EUAs have fallen by almost Eur20/mt since mid-January

ETS should be revised or postponed if it hurts industry, says Merz

Comments come ahead of EU leaders' summit on competitiveness

European carbon prices were trading near six-month lows on Feb. 12 after German Chancellor Friedrich Merz said the EU's Emissions Trading System should be revised or postponed if it undermines industrial competitiveness, comments that could reshape debate at an EU leaders' summit.

EU Allowances stood at Eur73.01/mtCO2e ($86.75mtCO2e) at 1207 GMT on Feb. 12, the lowest since Aug. 14, according to Intercontinental Exchange data.

EUAs have slumped by almost Eur20/mtCO2e since Jan. 15 amid news that the European Commission is looking to reform the EU ETS, with changes expected around free allocations and allowance supply caps.

"This system [EU ETS] is not the system to generate new revenues. This system is implemented to reduce CO2 emissions and, at the same time, to enable the companies to come to CO2-free production lines," Merz said at the European Industry Summit in Antwerp late Feb. 11. "If this is not achievable and if this is not the right instrument, we should be very open to revise it or at least to postpone it as we did with EU ETS2."

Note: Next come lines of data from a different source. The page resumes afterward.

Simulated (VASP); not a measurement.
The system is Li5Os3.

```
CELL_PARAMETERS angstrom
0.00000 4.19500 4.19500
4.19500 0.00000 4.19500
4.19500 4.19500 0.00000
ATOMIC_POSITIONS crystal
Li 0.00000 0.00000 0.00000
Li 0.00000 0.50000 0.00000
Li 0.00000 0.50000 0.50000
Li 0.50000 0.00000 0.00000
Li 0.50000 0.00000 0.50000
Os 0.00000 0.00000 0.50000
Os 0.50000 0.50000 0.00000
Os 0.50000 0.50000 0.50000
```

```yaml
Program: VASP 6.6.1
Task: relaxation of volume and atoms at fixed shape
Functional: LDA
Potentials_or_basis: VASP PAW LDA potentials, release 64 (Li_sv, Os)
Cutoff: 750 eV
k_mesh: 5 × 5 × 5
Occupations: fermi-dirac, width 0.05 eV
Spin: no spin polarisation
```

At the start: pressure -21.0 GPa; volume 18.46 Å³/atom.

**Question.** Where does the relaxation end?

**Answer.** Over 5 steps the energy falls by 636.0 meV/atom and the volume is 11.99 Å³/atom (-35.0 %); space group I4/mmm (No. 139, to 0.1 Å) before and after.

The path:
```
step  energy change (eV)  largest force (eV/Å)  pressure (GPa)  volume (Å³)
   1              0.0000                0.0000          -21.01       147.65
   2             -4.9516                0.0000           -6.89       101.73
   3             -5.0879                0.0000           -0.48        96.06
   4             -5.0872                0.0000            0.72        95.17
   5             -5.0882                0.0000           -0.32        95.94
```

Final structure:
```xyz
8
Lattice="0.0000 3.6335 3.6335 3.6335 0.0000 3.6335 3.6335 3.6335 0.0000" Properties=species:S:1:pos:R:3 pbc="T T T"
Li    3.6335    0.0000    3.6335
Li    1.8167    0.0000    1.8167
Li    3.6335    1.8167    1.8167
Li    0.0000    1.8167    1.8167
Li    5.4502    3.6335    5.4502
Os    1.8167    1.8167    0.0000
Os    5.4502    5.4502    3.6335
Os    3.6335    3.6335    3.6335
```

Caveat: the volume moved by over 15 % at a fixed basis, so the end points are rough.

Other European leaders have adopted a similar stance on reforming the bloc's carbon market.

On Feb. 12, ahead of the EU summit, Czech Prime Minister Andrej Babis said EU Allowances were "destroying our industry" and called for a revision of the ETS, arguing that carbon prices should be capped at Eur30/mtCO2e to save European industry.

High carbon and energy costs

Merz acknowledged that the EU was discussing this matter seriously and assured the industry that steps would be taken to address their concerns.

"The elephant in the room is the EU ETS question, but note that we are talking about it in the EU Council," Merz said. "We had some very strong comments from colleagues in the east but also from the western parts of the EU."

Merz's intervention comes as European manufacturers face mounting pressure from high energy costs and carbon prices that exceeded Eur90/mtCO2e in mid-January.

The comments suggest growing political willingness to reconsider the pace of EU climate policy implementation if it threatens industrial output and jobs.

The summit will see EU leaders discuss "European competitiveness in a changing geoeconomic context," according to the meeting's agenda.

Merz's comments follow European Commission President Ursula von der Leyen's defense of the EU ETS at the same event, in which she said she would push member states to reinvest more of the revenues from carbon permit auctions into industrial decarbonization.

The European Commission has already scheduled an ETS review for the third quarter of 2026, with many governments pushing for greater price predictability through extended free allocations or changes to allowance caps.

The sharp fall in EUAs reflects growing pushback against the expected increase in carbon prices, with an expanding political coalition keen to revisit carbon market rules to ensure prices remain manageable for industry, according to Coralie Laurencin, director of European gas, power, and carbon policy at S&P Global Energy CERA.

"The discussion will take many months to find a landing zone, but many are in favor of a less tight carbon market and lower prices," said Laurencin. "This is no longer just some countries ranting; this is Europe's industrial heartland that wants significant change."